Presently, proposals by Congress to create a government-appointed committee [probably within the SEC] to assign credit rating agencies, or CRAs, for structured finance deals are being reconciled by both the House and Senate as financial overhaul draws near. The Senate version of the overhaul bill approved the process of a government-appointed board, but the House version contains no such proposal. However, Senator Al Franklin (D., Minn.), who proposed the plan, stated, “I’m very confident that when it’s put together with the House version, it [the Senate version] will remain.”

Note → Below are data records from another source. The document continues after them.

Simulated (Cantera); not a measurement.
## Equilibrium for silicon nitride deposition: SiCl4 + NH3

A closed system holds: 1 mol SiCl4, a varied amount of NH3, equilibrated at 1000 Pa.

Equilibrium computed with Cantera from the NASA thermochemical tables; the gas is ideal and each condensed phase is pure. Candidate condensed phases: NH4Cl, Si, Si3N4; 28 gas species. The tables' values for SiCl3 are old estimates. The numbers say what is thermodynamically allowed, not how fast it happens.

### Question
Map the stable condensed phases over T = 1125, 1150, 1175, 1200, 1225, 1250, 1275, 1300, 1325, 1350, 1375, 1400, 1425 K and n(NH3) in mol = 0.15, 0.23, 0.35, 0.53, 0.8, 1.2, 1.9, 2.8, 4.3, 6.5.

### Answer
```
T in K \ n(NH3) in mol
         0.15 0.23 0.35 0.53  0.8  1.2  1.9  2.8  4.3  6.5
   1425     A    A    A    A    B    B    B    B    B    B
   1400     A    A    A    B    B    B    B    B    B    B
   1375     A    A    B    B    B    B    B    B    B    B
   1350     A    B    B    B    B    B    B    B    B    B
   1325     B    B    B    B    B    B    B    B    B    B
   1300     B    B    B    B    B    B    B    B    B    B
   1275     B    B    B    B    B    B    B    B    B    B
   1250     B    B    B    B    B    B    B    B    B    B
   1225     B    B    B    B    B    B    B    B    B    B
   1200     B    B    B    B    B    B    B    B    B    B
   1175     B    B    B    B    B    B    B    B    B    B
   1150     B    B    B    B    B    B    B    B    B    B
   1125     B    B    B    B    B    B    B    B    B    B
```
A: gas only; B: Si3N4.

First, perhaps a government-appointed board is not the best business model. Structured finance deals are immensely complex and there is no guarantee that the regulators will understand the ratings and their underlying securities any better than the CRAs. Not to mention, the proposal could invoke a strong incentive shift for the CRAs. It would be a stretch, but still a possibility, that CRAs may tempt to bridge the government-appointed boards to win over future deals. When asked about the possibility of the government assigning CRAs, Warren Buffett, CEO of Berkshire Hathaway (BRK.A), who tested before the FCIC commission Wednesday, answered, “The wisdom of somebody picking out raters…I don’t know.”
Second, another alternative for the CRA business model is for users to pay for the ratings. When asked if this model was feasible, Mr. Buffett replied, “It’s very difficult to think of an alternative where the user pays. I’m not going to pay.” Accordingly, the current system of issuer pays seems very extensive and successful. Mr. Buffett goes on the state in his testimony that whenever Berkshire needs a rating, they are required by their insurance regulators to get a rating from Moody’s (MCO), Standard & Poor’s, and Fitch. Mr. Buffett claims that he has no influence in the process and believes that overall the CRA business model is the best there is when you consider the alternatives.
Although, these Congressional proposals—if approved— may have an effect on the CRA business model, the durable competitive advantage of CRAs may remain intact. Structured finance deals will only get more complex and who else has the intelligent capacity and manpower to rate them besides the major CRAs. Moody’s, Standard & Poor’s, and Fitch are the big players in this industry, and a world with increased competition for CRAs would be hard to imagine.
Disclosure: The author is a shareowner of Berkshire Hathaway.